Thursday, April 11, 2013

Calling McCall's

One of the benefits of working at Random House was that every June or July we would receive this stapled set of about ten pages with three columns of tiny print, single-spaced and double-sided that looked like the pages of a phone book but the paper wasn't tissue-thin and instead of names, addresses and phone numbers, the listings were of book titles.  

Books, books, and more books — must've been 1000 titles on that list —  the list that was delivered to each and every one of us by the mail guy who came down the aisles with his rolling cart cubicle-by-cubicle and deposited mail onto our desktops.  [I remember the buzz when after much corporate angst and deliberation, finally the first females were hired to do this entry-level job.]  The best part about that list?   You got to choose ten book titles and get them for FREE!  While it wasn't a raise or a cash bonus (we were making about $8 -9,000 a year) it was what we all loved and could never have enough of — BOOKS.  It was the Random House way of saying thank you to its employees and we loved them for it.

Everyone scoured those lists for days and days trying to decide what to get. Circling one, then another, then changing our minds because we'd found something better.  I think they were in alphabetical order and not grouped by genre, so unless you actually knew the book, there was no way to know what was what without looking the title up in the Random House book catalogue.  It was the 70s. IBM Selectric typewriters were the high tech of the day.  No one had a computer so finding information took time. But it was so much fun.  Don't waste any of your choices on paperbacks.  Look for the expensive coffee-table over-sized specialty books that would look great in your apartment.  Find books you could give for gifts.  People poured over those lists the way I imagined children in the 1900s searched through the Sears catalogue for their Christmas and birthday presents.

Step-by-step picture instructions
One book I was sure I wanted was The New McCall's Cook Book. If I was going to have one, it had to be McCall's because it incorporated ten+ "McCall's Cooking School"recipes.  Lifted from their monthly women's magazine, "The Cooking School" featured a step-by-step recipe on a two-page spread with detailed photographs that showed you what you were supposed to be doing. Color photos in a cookbook were a novel feature at the time and a way to hook buyers.

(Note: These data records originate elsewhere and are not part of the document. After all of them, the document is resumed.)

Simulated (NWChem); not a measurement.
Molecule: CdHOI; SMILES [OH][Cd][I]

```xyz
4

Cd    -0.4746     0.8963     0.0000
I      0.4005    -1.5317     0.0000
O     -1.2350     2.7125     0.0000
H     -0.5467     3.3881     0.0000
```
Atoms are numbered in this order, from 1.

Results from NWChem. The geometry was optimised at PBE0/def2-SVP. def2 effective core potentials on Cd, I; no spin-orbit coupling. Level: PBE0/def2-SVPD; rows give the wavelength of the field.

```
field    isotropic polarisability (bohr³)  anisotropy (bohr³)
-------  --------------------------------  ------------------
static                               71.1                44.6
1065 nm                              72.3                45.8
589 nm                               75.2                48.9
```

Another marketing stroke of genius was that you could get the NEW McCall's Cook Book in four different colors.  Someone had come up with the idea that women would love to have their cookbook match their kitchen decor so you could get this cookbook in yellow, red, green or blue. Genius! Now at the time I was single, living in an 800-square foot studio apartment with no natural light, but I did have a great little kitchen, with light wood cabinets, Formica countertop, wall-oven and all.  But the kitchen I imagined I would have one day was this very modern red,black and stainless steel kitchen with one of those refrigerators with glass-front see-through doors, and so — the red-covered McCall's cookbook was for me!

Come October — when you least expected it — the mail guy would come, rolling down the aisles with his book cart stacked high with large shrink-wrapped bundles of books. Your list would be on top showing through the plastic.  By then you'd forgotten about the books, forgotten what you'd chosen.  It was this huge exciting gift to unwrap — it was Christmas in October!  

Of all the books I got that way, there is only one that I still have and remember. 
My cookbooks proudly displayed — on the bookcase I designed to fill 3 inches of unused space
behind my kitchen door.  My sweet husband took my sketch and had it built for me as a surprise!

It was and is my go-to cookbook. Though I have cookbooks galore — plus the Internet to search for the millions of recipes available for every possible dish you'd want to make, still that McCall's cookbook never fails me.

The other night when I wanted to make coleslaw (and I am very picky about coleslaw) I searched for an Ina Garten recipe and then a few others but not satisfied, back I went — to my forty-year-old, food-stained, falling apart, red-covers held together with a large rubber band cookbook and happily found two recipes for coleslaw that I combined in a way that suited both my tastes and the ingredients I had on hand.

This coleslaw is going to be a satisfying creamy crunchy complement to those country-style ribs I'm making.    Wanna come for dinner?


  1. Stunned, I have that same cookbook with same need for rubber band. My edition is a first edition from 1963 with a blue cover. It was my mother's, but I used it as soon as it came into our house. And just like you, it is my ultimate #1 go-to guide for favorite recipes that are guaranteed crowd pleasers. Despite all the other cook books I have acquired and adore,this McCalls classic beats them out almost every time. (wow).

    1. WOW is right! Mine is a 1973 edition...thanks for letting me know there's another McCall's lover out there!

  2. Loved the Cookbook and would love to come for dinner! The coleslaw looks terrific!